In short, Gardiner’s edition is a valuable addition to the catalogue, a “Figaro” that wears its scholarship lightly while stressing the grace and humanity of the Mozart-Da Ponte collaboration. Harnoncourt’s, on the other hand, is a curiosity: “Figaro” as a drama of alienation, populated by victims and schemers.

A standout among recent instru mental recordings has Mozart scholar Robert Levin making one of his too-infrequent appearances as a pianist: an irresistible coupling of the Concertos in E-flat, K. 271, and A, K. 414, in which his playing is handsomely complemented by Christopher Hogwood and the Academy of Ancient Music (L’Oiseau-Lyre 443 328).

Levin’s immensely vital readings, on a pingy reproduction of a 1785 Stein instrument of the kind Mozart favored, give us both the surface glitter and the darker undercurrents of these scores.

Claudio Abbado’s Mozartean sympathies have hardly been apparent in past recorded outings. And they may remain suspect in his latest encounter with his music (Sony 48385).

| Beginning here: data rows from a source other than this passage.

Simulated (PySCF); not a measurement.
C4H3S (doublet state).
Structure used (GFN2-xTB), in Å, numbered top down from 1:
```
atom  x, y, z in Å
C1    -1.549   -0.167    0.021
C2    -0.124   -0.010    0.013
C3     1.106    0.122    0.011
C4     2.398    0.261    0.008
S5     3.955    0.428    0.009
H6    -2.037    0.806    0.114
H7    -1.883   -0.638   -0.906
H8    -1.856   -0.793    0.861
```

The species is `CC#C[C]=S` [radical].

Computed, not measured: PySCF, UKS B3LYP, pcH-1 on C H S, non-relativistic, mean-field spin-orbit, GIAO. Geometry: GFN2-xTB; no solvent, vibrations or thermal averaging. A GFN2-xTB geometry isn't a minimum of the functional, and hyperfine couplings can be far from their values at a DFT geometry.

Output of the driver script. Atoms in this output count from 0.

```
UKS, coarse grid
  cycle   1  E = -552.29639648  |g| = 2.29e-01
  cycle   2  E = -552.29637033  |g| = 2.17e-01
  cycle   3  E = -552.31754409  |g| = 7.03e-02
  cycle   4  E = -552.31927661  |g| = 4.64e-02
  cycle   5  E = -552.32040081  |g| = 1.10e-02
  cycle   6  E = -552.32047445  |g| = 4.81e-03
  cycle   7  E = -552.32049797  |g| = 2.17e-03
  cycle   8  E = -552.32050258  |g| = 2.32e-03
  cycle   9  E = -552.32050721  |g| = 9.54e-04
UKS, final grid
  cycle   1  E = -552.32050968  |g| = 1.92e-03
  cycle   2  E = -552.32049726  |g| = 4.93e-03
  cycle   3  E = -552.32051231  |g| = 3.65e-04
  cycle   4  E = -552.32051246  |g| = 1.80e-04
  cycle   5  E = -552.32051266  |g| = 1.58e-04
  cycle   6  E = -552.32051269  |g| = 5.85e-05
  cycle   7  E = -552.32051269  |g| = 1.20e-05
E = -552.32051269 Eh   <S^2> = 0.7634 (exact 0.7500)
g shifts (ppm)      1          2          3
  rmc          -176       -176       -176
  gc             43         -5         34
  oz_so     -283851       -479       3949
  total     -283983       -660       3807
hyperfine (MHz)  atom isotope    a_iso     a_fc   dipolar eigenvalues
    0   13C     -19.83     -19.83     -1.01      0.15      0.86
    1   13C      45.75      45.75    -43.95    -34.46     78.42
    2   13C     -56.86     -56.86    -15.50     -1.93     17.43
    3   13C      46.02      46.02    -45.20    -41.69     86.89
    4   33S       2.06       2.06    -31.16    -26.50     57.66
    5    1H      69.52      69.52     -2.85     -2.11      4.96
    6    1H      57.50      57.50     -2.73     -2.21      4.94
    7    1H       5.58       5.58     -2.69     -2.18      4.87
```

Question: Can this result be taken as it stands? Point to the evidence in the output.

Still, there’s much to enjoy here, in works requiring more drive than finesse, and which benefit from the superb execution of the Berlin Philharmonic: the “Paris” Symphony, K.297 (including both versions of the slow movement), the three-movement symphony drawn from the “Posthorn” Serenade, the ferocious “little” G-minor Symphony, K. 183, and a Masonic Funeral Music more evocative of rites for a Wagnerian hero than one of Mozart’s lodge brothers.